Thursday, March 12, 2009

A Mirror has two faces

My mother is going to love that I am blogging about this!!!!

So today my mother told me (and asked me not to comment) that she had gone out and bought 'cheap art supplies' to do some art journaling. Normally, I would say...good for you mom, that sounds fun, tell me how it goes. But, there is more to the story and it is RICH.
In February, my mother told my father that she would like to do more drawing and arty things...for her soul. So, the kind man went out and bought her some supplies. My mother's response was...those are TOO expensive. My first question is TOO EXPENSIVE for whom? They may be pricey BUT they can afford it, and my dad felt she was worth the expense. Fast forward to yesterday. She wanted to do art but felt the fancy art supplies were TOO GOOD for her artwork. SO she went out and bought cheaper (which is funny because now the TOO EXPENSIVE art supplies are even MORE EXPENSIVE now because she has double the amount of supplies for what she really needs).

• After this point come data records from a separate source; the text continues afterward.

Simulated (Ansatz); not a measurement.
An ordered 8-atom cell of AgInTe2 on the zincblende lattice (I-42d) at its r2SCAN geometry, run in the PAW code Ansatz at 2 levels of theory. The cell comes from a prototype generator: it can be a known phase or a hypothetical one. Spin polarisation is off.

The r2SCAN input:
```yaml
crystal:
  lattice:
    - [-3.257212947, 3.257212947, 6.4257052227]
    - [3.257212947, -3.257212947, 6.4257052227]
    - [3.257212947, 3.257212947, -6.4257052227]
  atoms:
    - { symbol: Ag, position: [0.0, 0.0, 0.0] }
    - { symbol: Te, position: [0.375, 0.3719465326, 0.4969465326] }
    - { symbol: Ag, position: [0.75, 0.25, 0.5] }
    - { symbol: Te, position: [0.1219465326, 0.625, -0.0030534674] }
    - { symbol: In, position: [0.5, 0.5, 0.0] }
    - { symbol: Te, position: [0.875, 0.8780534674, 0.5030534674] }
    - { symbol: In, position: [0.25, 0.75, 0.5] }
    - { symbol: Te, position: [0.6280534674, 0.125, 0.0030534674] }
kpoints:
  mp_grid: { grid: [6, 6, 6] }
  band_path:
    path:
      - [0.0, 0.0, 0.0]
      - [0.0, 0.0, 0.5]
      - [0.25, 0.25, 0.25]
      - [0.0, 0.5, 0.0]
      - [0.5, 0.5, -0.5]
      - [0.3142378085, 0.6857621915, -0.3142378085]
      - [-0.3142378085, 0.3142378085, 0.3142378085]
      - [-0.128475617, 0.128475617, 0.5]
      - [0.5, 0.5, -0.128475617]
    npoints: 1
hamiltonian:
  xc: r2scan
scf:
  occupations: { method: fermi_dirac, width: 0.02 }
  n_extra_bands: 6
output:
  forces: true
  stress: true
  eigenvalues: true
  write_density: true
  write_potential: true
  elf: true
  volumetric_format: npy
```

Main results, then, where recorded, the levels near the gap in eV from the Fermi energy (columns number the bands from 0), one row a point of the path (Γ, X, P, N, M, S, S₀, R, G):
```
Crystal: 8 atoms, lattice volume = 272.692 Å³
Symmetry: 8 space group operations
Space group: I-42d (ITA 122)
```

My hairs were on end, my heart was sinking....why can't this woman believe that anything she does, no matter how big or small, is worthy of only the best. Why can't we all realize that we are worthy of gifts and we are worthy enough to use them (to the nub)? I was very honest with my mom and told her that I believe that some of my own 'worthiness' issues probably stem from this belief system she has about herself. I did not, in any way, intend to tell her this to make her feel bad, but I wanted to paint a picture that the belief system wasn't serving her well AND IN FACT isn't serving others very much either. What IF, the expensive luxurious art supplies inspired her, made her feel rich and lucious. If that is all that they did, they were well worth the cost. She will be a better person, a better wife, a better mother by realizing that she deserves great things in her life. As I write all of this, I am visualizing a 'big ole' mirror in my hand shining it right back into my face...because I need to have a little sit down with myself on this very topic. We can get all psychotherapy about it and find the "source" of this belief system (Depression Era parents come to mind) but REALLY is that valuable? Those parents are no longer with us and they really have no say in the matter (and they never really did). So, the beautiful thing here is that right here, right now, we can start shifting the belief and starting to broaden our perpective of what we are worth and how we are valuable and how we are deserving....we have the power to choose our thoughts and our actions....SO...I say to you, what are you denying yourself because it is 'too good' for you? OR, you are saving it because it is too special? Right now at this moment, I'm not sure what that is FOR ME...but I do have some new fancy face lotion that I was saving until my old inexpensive face lotion was used...so that will be my first step to "allowing" myself to have fabulousness in my life!

And by the way Mom, if you use up all your expensive supplies...I personally will buy you a new set because YOU ARE MORE THAN WORTH IT!